Thursday 20 April 2017

Character Generation. Linear Flow. Quick Start Stats

BREAK!! development seems to be mostly one step forward two steps back!
Looking at a rejig of the first part of the book, character generation (1/3)

Despite efforts to cram character creation into a few pages, the system is wonderfully quirky and must be handled differently.
  • Will be a more traditional, linear flow
  • But will add Quick Start Stats to get you moving rapidly through the process (enabling you to skip over large chunks of text)


'Link' text points you to the next chunk of text relevant to your character creation path.



Will need to tie in stats to character sheet more tightly (whole sheet will needs a revamp... that's for another post)

Monday 10 April 2017

Character sheet

Somewhere along the way I forgot about the importance of the character sheet. It's a key player/game interface (despite paradoxically being relatively easily to replace with a pencil and paper).

And, following on from my last post on chargen, along with some reinforcing feedback from playtesters I'm prolly gonna add an overview page that explains which sections in the book are required to fill it out. Concept below.



++UPDATE++
Have been kindly reminded that this need to be practical, not infoporn (see below)


Sunday 9 April 2017

Character Creation, information flow.

Having parsed most of the character creation text, I am finding myself unsatisfied with my initial design for the creation process (see fig1 1. Hyperlink).

My original goals
  1. Create a short condensed character creation flow with minimal page flipping. Quick, obvious.
  2. Allow players to pick/roll results and get a feel (excited for) their character without getting bogged down in mechanics.
  3. Leave richer information/explanations to be cross-referenced later by the player if they desired a deeper understanding.
Problems
However! This hyperlink concept is not working as well as I'd hoped with BREAK!! because:
  1. Numerous sub-processes are required for different callings (classes) which complicate the flow. (fig1 4. Sub-processes)
  2. Complex information (stats, gear, blah) is accumulated and modified during the flow and can't be hand waived away to look up later.
While my hyperlink flow might work well for an interactive document, it felt unnecessarily complex for a print book. I tried to solve this buy bringing data/stats into the chargen section (fig1 3. Hybrid) to solve Problem 2 but this bloats the design (conflicting with my original goals) and doesn't help with Problem 1.

A solution?
Maybe the old way is the best. A long and linear approach (fig1 2. Linear). This is good because:
  1. Exceptions are dealt with/explained at time of creation.
  2. You only flip forward (clear sense of progress). 
But bad because:
  1. You get bogged down in detail.
  2. The key chargen tables are spread out over many pages, annoy for those familiar with the mechanics (I know, stick tables together in an appendix)
Flow analysis
Anyway, I visualised how information is extracted from the various structural approaches to see if it would help me design a solution. Not sure if it did, but it's a nice infographic.
  • Blue lines show references to other parts of the doc to collect information.
  • Dotted blue lines, return to chargen flow.
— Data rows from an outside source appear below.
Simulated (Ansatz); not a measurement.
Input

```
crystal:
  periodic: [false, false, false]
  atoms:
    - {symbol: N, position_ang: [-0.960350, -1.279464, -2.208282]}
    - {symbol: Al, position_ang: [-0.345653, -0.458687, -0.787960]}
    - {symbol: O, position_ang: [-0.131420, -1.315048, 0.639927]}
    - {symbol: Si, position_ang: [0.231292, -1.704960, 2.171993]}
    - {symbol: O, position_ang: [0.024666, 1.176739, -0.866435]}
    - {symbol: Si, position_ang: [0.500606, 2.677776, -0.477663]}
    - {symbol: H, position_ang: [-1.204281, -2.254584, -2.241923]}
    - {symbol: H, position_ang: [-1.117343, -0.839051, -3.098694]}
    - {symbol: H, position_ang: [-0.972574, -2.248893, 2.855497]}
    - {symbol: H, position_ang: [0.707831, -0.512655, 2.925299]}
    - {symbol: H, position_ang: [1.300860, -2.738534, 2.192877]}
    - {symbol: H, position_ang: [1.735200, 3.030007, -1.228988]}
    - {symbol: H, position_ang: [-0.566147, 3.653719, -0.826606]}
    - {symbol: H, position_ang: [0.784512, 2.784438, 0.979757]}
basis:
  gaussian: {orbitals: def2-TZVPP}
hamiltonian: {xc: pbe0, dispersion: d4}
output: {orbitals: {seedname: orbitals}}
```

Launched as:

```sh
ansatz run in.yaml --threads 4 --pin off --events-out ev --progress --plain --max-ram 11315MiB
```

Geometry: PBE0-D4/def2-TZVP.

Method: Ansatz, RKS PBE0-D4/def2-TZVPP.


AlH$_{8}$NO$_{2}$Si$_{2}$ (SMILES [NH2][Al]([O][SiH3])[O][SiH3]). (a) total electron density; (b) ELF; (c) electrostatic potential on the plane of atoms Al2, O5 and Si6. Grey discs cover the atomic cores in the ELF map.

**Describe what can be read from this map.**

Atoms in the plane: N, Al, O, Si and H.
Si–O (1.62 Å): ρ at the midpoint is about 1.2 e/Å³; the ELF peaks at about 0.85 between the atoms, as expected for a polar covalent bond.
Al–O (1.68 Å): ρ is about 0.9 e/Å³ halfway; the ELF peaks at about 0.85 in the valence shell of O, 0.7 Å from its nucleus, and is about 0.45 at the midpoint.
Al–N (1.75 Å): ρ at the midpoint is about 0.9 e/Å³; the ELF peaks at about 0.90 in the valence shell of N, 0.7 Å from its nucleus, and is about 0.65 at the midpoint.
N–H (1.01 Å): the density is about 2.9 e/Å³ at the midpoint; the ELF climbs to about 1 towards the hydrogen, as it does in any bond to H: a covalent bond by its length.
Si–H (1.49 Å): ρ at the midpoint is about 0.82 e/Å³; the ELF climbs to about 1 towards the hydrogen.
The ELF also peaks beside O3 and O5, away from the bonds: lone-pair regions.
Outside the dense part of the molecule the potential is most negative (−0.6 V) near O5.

fig 1 - Character Generation Flow Analysis

 Still thinking...

Adventure site concept

Taking a (another) mini-break from the core rules...


I started noodling on a concept for an adventure site from what will (probably) be BREAK!!'s first piece of support material... Trouble in Sprocket

The Salvage Sanctum
  • Secret base of the pesky Drones (they bother the villagers when out working in the surrounding wasteland/junkfields)
  • I envisaged the Drones as buzzing about their scavenging duties like insects... which demanded an ant/termite hill inspired lair!
  • The Sanctum blends into the ruinous scenery, meaning the players need to discover its exact whereabouts (clues like the location and frequency of drone attacks on sprocket workers, smelt plumes, etc will help)
  • A hill is a good defensible structure should the party choose full frontal assault.

Drones
  • Drones usually only possess a limited intelligence, but these guys have 'developed' sentience. Their functional, robotic construction make them ill-equipped to interact with organics and due to this, and their simple machine-like appearance, are mistaken for garden-variety drones.
  • A quick random drone generator provides fun for the GMs! Determine locomotion type (wheels, biped, spider legs, hover), sensors (sound, vibration, movement), attack/defense options (burrow, retreat into shell, roll, stretch arm, gas), etc...

Entrance
  • Main entrance access requires an understanding of bitstream (bot language) or the cardkey (item)
  • Drone service hatches create another way in.

The Sorting Room 
  • All entrances lead to this hub room. 
  • Drone deposit. Others sort parts.